A triangle ABC is right angled at A . The angle bisector of angle A meets BC at D . If BC = a , CA =b , and AB=c , prove that
c/b = BD/DC
i just couldn't get the sketch right .
The line that meets BC at D is not perpendicular right ?
Hello thereddevilsCorrect! $\displaystyle AD$ is not perpendicular to $\displaystyle BC$.
$\displaystyle \angle BAD = \angle DAC = 45^o$
Suppose the length of $\displaystyle AD$ is $\displaystyle l$.
Then, using the $\displaystyle \tfrac12ab\sin C$ formula, write down the areas of $\displaystyle \triangle$'s $\displaystyle ABD$ and $\displaystyle ACD$. (Hint: the area of $\displaystyle \triangle ABD = \tfrac12cl\sin 45^o$.)
Then consider these two triangles as though their bases lay along the line $\displaystyle BDC$. So they have a common height. So the ratio of their areas is the same as the ratio of the lengths of their bases which is $\displaystyle BDC$.

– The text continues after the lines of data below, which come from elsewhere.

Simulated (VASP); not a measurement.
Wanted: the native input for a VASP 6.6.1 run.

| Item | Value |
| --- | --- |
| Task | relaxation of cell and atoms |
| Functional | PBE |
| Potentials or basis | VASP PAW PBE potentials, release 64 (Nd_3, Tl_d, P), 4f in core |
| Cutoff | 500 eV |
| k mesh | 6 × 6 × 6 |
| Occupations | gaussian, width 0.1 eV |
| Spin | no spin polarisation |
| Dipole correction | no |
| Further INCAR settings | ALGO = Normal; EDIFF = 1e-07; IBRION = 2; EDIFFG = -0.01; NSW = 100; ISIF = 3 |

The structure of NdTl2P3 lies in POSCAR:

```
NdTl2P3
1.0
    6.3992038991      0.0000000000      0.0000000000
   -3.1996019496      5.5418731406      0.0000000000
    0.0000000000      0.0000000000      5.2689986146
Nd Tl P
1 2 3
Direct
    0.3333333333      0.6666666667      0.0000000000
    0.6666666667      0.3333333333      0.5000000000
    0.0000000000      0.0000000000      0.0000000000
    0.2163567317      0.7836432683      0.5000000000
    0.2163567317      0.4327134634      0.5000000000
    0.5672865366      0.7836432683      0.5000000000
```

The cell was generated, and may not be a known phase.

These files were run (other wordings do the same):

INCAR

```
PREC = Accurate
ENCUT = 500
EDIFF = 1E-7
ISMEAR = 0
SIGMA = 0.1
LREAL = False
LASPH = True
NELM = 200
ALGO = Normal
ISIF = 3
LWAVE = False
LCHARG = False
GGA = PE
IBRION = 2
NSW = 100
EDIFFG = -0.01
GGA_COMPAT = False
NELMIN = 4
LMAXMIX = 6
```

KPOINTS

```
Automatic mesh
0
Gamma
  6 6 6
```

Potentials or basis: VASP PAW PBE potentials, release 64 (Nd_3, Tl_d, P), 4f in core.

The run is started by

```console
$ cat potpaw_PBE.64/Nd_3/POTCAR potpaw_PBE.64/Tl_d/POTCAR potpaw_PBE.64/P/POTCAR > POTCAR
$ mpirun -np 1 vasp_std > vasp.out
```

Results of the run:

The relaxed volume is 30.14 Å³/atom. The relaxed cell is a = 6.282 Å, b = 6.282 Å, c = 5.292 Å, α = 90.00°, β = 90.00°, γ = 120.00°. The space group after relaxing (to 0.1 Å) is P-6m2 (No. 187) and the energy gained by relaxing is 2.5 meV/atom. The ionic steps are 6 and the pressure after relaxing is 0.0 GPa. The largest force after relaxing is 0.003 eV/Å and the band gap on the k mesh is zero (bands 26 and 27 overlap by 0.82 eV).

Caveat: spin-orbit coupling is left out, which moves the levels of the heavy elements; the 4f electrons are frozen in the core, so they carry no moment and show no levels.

Then use your first two areas, and you're there.
(Incidentally, although you're told that $\displaystyle \angle A = 90^o$, it doesn't have to be, provided it is bisected by $\displaystyle AD$.)
Grandad
What are you trying to demonstrate is the angle bisector theorem. Look at Angle bisector theorem - Wikipedia, the free encyclopedia , there is a demonstration for the general case, but I hope you can adapt it. $\displaystyle AD\perp BC$ only if the triangle is isosceles.
Hello thereddevilsUsing the fact that the ratio $\displaystyle BDC=c:b$ and $\displaystyle BD+DC = BC =a$, we can say that
$\displaystyle BD = \frac{c}{b+c}\times BC=\frac{ca}{b+c}$
Now use the Sine Rule on $\displaystyle \triangle ABD$:
$\displaystyle \frac{AD}{\sin B}= \frac{BD}{\sin 45^o} = \sqrt2BD$, since $\displaystyle \sin45^o = \frac{1}{\sqrt2}$
$\displaystyle \Rightarrow AD = \frac{\sqrt2ca\sin B}{b+c}= \frac{\sqrt2\sin B}{1+\frac{b}{c}}=\frac{\sqrt2\sin B}{1+\tan B}$
Grandad